I thought back to those words as the flurry of information came through. In the end, the death tolls and the scale of the attacks across the country shocked me. Seventeen car bombs - 12 in Baghdad - 91 killed, 245 injured. 

"We Iraqi's love life, and life loves us," I thought. 

Surviving brutality

After a night of on-air reporting, the morning gave me the chance to visit a bombing site. We decided on the Shia neighbourhood of Shaab in the northeast of the city.

It's typical of the style of Baghdad: tiny apartments crowded above shops, with cafes and restaurants dotted around the streets where young men normally sit to play chess and sip tea.

But in the aftermath of two car bombs, the chess pieces had been put down and ‎brooms had been picked up. The sound of broken glass being swept from coarse concrete grated my nerves, a reminder of the brutality that these people had suffered. 

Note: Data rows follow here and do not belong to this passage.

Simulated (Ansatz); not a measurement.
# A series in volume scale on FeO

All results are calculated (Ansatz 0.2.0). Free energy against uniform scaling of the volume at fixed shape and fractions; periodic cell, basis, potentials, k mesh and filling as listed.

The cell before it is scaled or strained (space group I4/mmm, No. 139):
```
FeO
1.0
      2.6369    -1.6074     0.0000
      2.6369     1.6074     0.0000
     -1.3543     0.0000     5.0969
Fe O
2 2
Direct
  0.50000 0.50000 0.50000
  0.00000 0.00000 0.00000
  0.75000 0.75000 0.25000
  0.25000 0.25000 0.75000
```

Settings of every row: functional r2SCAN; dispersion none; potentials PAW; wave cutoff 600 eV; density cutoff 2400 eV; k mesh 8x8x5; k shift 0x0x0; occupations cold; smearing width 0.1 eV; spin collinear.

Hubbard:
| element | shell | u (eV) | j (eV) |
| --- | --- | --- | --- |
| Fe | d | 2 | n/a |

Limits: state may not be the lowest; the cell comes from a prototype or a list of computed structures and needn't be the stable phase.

We were surrounded as soon as we began to film. Words, angry and full of hurt, began to tumble from people's mouths. And for good reason.

The damage from the bombs was immense - the street full of blackened metal, doors hanging from hinges. Even though the cars had been removed I could still see blast marks on the floor.

No one had been killed here, but plenty were injured. 

I visited one of the damaged apartments. Blast-seared walls seemed to close in, and debris was scattered across the floor. A young girl, six years old at most, sat crying on her mother's lap. ‎Her family had very little to begin with, and now they have nothing. Thier lifetime's possessions were consumed in seconds by the explosion.

No life to love

This was supposed to be a holiday, a happy Eid. A chance, as Qasim Sabti put it, to enjoy life. There's no enjoyment here, no life to be loved. Only severe pain and fear for the future.

‎They say Baghdad is used to this violent life. I disagree. No one will ever get used to car bombs ripping through their streets, or gun battles raging outside their homes. 

Neighbourhoods are becoming no-go areas and once again in Baghdad's history, this city dividing itself along ethnic lines. 

The attack on Shia neighbourhoods is likely to be the work of a group calling itself Al-Qeada in Iraq. It's stated aim is simple: to transform the country into a Sunni Islamic state. 

It has been able to resurface because the Iraqi army doesn't have the US support it once had. And Sunni tribal militias, formed to combat foreign fighters of the original Al-Qaeda, have been disbanded.

I asked Osama what he thought of the militias coming back. "They have been given state jobs, or gone back to their villages. Others frustrated by the way they were treated have gone back to groups like Al-Qaeda in Iraq. I don't know how this all ends, or even when it will end." 

What is clear, is that an Iraqi solution is required to this Iraqi problem. But on the streets of Shaab, there's little confidence in anyone bringing peace. As one ma‎n said to me, "Our politicians enjoy their money and sit and eat. We just die."

Grim and angry words from car-bomb city.